JOHANNESBURG (AP) — Sister Janice McLaughlin, a Maryknoll Sisters nun who was jailed and later deported by white minority-ruled Rhodesia for exposing human rights abuses, has died. She was 79.
In a life dedicated to social justice, McLaughlin supported the African nationalist struggle that ended Rhodesia and brought Zimbabwe to independence, and she later contributed to the country’s education system. She worked in Africa for nearly 40 years and later became president of the Maryknoll Sisters.
Born and educated in Pittsburgh, McLaughlin joined the Maryknoll order in 1961. After working elsewhere in Africa for several years, McLaughlin went in 1977 to the southern African country then known as Rhodesia, which was embroiled in a war by Black nationalists to overthrow the white minority regime headed by Prime Minister Ian Smith.
Working for the Catholic Commission for Justice and Peace in Zimbabwe, McLaughlin used the church’s network across the country to uncover human rights abuses including the systematic torture of rural Blacks and the forced settlement of nearly 600,000 in what Rhodesian authorities called “protected villages.”
She reported that the sites were fortified camps patrolled by Rhodesian security forces, densely populated without adequate sanitation or nutrition, and that more than twice as many people were living in them than the government acknowledged. McLaughlin’s reports were published by the Catholic Institute for International Affairs.
In response, Rhodesian authorities arrested McLaughlin in August 1977. She was accused of supporting terrorism and held in solitary confinement at the maximum-security Chikurubi Prison outside the capital. After three weeks she was deported.
“The Rhodesian regime was trying to silence my work. But the international attention surrounding my arrest created a lot of interest in my reports,” McLaughlin said years later. “My articles were in small, relatively unknown publications. But after I was thrown in jail, all kinds of publications republished my work. Many more people saw my exposes as a result.”
Following her deportation McLaughlin worked for the Washington Office on Africa, a church-based lobby group, educating the U.S. public and Congress about African affairs. In 1979 she joined the Zimbabwe Project, an initiative assisting refugees from the war in Rhodesia, working for two years from Mozambique.
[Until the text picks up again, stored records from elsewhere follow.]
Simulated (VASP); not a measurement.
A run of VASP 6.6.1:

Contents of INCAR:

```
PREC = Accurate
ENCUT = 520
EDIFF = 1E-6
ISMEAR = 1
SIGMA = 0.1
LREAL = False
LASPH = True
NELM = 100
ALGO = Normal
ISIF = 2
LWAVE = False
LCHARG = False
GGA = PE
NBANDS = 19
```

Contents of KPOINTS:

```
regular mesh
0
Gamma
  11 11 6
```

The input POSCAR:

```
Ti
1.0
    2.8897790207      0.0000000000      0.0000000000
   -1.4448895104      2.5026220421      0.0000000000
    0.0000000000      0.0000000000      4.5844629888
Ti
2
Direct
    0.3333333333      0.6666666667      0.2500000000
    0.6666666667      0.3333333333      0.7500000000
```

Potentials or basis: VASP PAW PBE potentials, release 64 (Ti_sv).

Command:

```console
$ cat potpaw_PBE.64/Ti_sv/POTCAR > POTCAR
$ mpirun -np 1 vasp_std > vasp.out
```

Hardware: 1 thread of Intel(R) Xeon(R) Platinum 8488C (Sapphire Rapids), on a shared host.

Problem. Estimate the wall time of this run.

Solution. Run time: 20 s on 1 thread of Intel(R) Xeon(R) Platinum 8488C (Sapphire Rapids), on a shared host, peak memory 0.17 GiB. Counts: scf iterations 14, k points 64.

After Zimbabwe’s independence in 1980, McLaughlin worked with the government to establish nine schools for former refugees and war veterans.
McLaughlin earned a doctorate in religious studies from the University of Zimbabwe, and her dissertation, “On the Frontline: Rural Catholic missions and Zimbabwe’s liberation struggle,” was published as a book in 1995.
She was elected president of the Maryknoll Sisters and headed the Maryknoll, New York-based order from 2009 until 2015.
Lively and fun-loving, McLaughlin made lasting friendships in Africa.
Retiring as Maryknoll president, she returned to Zimbabwe and continued her community development work, including efforts to stop human trafficking.
McLaughlin was critical of the Zimbabwe government — particularly of alleged human rights abuses reported by the Catholic Commission for Justice and Peace in Zimbabwe — but she remained widely respected by the ruling ZANU-PF party.
In late 2020 she returned to Maryknoll headquarters. She died there March 7, according to a notice posted online by the order. It did not give a cause of death.
In a message of condolence, Zimbabwe President Emmerson Mnangagwa called her a “devout Catholic for whom faith meant the quest for human freedoms.”
“She chose to leave an otherwise quiet life of an American nun to join rough and dangerous camp life in the jungles of Mozambique where she worked with refugees in our education department,” Mnangagwa said, adding that her activities “helped give the liberation struggle an enhanced international voice and reach.”
The Zimbabwe National Liberation War Veterans Association said it would urge Mnangagwa to declare McLaughlin a “national heroine,” a status usually reserved for those who fought in the war.
“She wholeheartedly embraced our armed struggle at a time it was unimaginable for an American white woman to break ranks with the establishment in Washington,” association chairman Christopher Mutsvangwa said. “We view Sister Janice as an example of the unique good that Americans can offer should they decide to promote the positive attributes reminiscent of their historical background of 18th-century revolutionary credentials.”